FIVE Catalog Design Fails

When assessing or critiquing catalog design I’m of the belief that every issue could “always be better.” However, most criticism points to small deficiencies that at the end of the day, do not make a big difference in overall results. Collectively they can make a big difference, but only if your catalog layouts truly stink (which typically is not the case). However, there are a few things I believe CAN sink your results, so I’m going to share the top five catalog design fails that I see on a regular basis.

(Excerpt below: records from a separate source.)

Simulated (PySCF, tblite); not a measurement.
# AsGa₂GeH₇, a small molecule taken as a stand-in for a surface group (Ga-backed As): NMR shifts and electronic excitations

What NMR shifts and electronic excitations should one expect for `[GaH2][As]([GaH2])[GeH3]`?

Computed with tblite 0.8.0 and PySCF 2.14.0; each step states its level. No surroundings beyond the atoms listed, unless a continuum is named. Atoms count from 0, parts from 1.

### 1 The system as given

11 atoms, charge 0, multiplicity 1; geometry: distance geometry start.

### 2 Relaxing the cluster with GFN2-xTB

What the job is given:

FAIL #1 Not working your COVERS hard enough. Seriously, your front and back covers are hands-down your most important pages. They are the front doors of your business. If your covers don’t quickly grab attention – quickly say who you are and get the reader inside – then they’ve failed. Also, remember that back covers are just as important as front. In fact, I consider them more important because the products and messages you place in this coveted space have the opportunity to trigger a need, desire or curiosity. Sadly, covers are often an afterthought. Want to learn more about creating powerful covers?

FAIL #2 Not creating a sense of EXCLUSIVITY for your unique merchandise concept. This is a biggie because according to research conducted by the ACMA, the No. 1 reason people browse catalogs is because they are looking for something unique. Wow. What do you do to express your unique merchandise assortment? Do you include visuals, copy or headlines that point to exclusivity or how you’ve edited your merchandise assortment? Few catalogs do. Major fail.

FAIL #3 Lack of ENGAGING spreads. Once upon a time, throwing a bunch of products on a catalog spread seemed to work for many brands. All you needed was a picture, a paragraph and a price point. For most brands this no longer works. We have become a society that demands entertainment. In fact, according to a Microsoft study, our attention spans have decreased from 12 seconds (in 2000) to 8 seconds (in 2015) … that’s less than a goldfish, which clocks in at 9 seconds! Consumers want eye candy. For catalogs, this means delivering visually interesting spreads that capture attention and pull the consumer in. This can be accomplished by creating relevant and engaging themes or stories for each spread, or because catalogs are a visual medium, using interesting product or lifestyle imagery. Want to learn more about how to incorporate interesting visuals?

FAIL #4 Lack of BALANCE with visuals, text and density. This is a close cousin to Fail #3. Creating balance in your catalog helps with engagement, which is proven with heat map research. If everything is the same – same-size visuals, same spread density, same repeated design – then consumers spend less time with your catalog. Period. Great catalogs are designed as a whole, creating pacing with a variety of layouts. Sometimes this requires risking valuable real estate for one or two products (or, what we like to call “hero products”). And yes, real estate that presents aspirational or inspirational photography that isn’t always about selling a specific product engages the reader. It also requires fearless copy editing. We are not a nation of readers anymore, as research suggests that 79% of consumers scan-read. You don’t need to tell them everything, just enough to pique their interest and state important facts. Want to learn more about how to create balance in your catalog?

FAIL #5 Giving little thought to important CALLS-TO-ACTION. This is a pet peeve of mine. Catalogs are meant to DRIVE activity. It’s not enough to place your phone number and URL at the bottom of the page. And, we’ve learned through heat maps that creating an icon that invites web traffic is not enough either. Carefully crafted calls-to-action that invite the customer to either see more, learn more or engage online is a major role of the catalog. The copy invitation must be relevant or provide a benefit to the reader, or else it’s wasted space.

So, try this. Gather your catalog team and give your most recent catalog an honest assessment. Forget the small stuff and use these five “fails” as your litmus test for better catalog design.